In the past, high-profile positions in the IT industry were predominantly held by men, despite the fact that some of technology’s earliest pioneers were female. But this is changing as is evident by the fact that over half of professional occupations in the United States are now held by women.
Nothing endures but change, mused ancient philosopher Heraclitus. But the poet Maya Angelou said it best: “If you don’t like something, change it. If you can’t change it, change your attitude.”
The 20th century was a remarkable era of change for women, who finally acquired indisputable rights to self-assertion and equality. It has been a long time coming, but the 21st century is the next staging ground for women expanding from followers to peers to leaders.
Women in technology garner a lot of attention, perhaps because they work in a sector known for its overwhelming male presence. This despite the fact that some of technology’s earliest pioneers were female, such as the inventor of programming, Ada Lovelace, or Hedy Lamarr, the film star and sex icon who also pioneered frequency hopping, used in mobile phones today.
Technology is behind the curve. Though over half of professional occupations in the United States are held by women, a mere quarter of professional technology jobs can make the same claim. Some argue that women are simply poorly suited for technology, lacking the logic and mathematical savvy to compete against men. A few even assert that women are simply riskier.
Disproving such generalisations is easy, but the stigma is harder to purge. To Patricia Florissi, VP & Global CTO of Sales at EMC and a technology polymath, this perception is more about a lack of representation:
“If more opportunities were given to women, especially at senior levels, then you would be able to see more of a sample of female leadership that would change some of the biases. It is a self-fulfilling prophecy: the fewer women you have in leadership, the more biases you create, because you don’t have enough samples to create an accurate image of how women act and how successful they can be.”
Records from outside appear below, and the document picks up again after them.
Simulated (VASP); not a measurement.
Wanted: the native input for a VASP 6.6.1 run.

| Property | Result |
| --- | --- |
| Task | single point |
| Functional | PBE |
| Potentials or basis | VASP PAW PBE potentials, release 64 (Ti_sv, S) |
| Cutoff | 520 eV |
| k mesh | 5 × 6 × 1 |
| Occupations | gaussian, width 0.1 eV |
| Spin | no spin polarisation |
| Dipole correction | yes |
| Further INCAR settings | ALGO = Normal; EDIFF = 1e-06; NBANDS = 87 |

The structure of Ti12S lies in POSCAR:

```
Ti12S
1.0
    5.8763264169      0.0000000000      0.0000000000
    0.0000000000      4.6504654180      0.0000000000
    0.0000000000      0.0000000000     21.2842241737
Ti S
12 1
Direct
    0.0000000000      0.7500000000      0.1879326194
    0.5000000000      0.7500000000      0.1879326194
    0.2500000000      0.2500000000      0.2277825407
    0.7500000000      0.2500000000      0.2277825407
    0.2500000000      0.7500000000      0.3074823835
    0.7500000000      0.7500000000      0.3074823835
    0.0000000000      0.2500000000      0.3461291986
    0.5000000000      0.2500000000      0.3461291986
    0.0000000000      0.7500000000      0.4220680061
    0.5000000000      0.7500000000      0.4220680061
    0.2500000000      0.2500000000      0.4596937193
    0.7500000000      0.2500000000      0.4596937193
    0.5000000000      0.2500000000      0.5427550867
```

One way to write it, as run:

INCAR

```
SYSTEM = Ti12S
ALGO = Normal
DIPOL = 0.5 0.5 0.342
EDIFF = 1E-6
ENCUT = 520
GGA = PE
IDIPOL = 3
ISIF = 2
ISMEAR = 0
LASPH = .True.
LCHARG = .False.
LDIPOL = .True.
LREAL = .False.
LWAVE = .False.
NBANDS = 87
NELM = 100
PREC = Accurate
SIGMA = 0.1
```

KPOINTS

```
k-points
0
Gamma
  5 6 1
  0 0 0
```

Under-representation sabotages opportunities for women, said Florissi. But she doesn’t pin this on a misogynist culture. People think of those they know and consequently offer opportunities to whoever is front of mind. If an organisation is understaffed with women, odds are that women will not be considered as candidates merely due to a lack of visibility.
One could argue that gender should have nothing to do with it, that it is all about the best candidate. This is true, but Florissi warned of a larger danger if diversity is not part of a company’s outlook:
“We need to treat women in technology as a real issue, because we’re talking about fifty percent of the population, about digital transformation that is suffering from a deficit in intellectual capital and yet we leave half of the population behind. This is a business imperative. Where you don’t have diversity, you don’t have cognitive diversity, so you are in a position of disadvantage. We can only solve that together.”
The need for diverse, out-of-the-box thinkers has never been greater. Technology needs women: the problems and opportunities of the world cannot be tackled from just one vantage point. Creating diversity in gender and creed is what helps companies evolve and open new channels. Everyone has a role to play in making this shift happen. As Maya Angelou said: “Nothing will work unless you do.”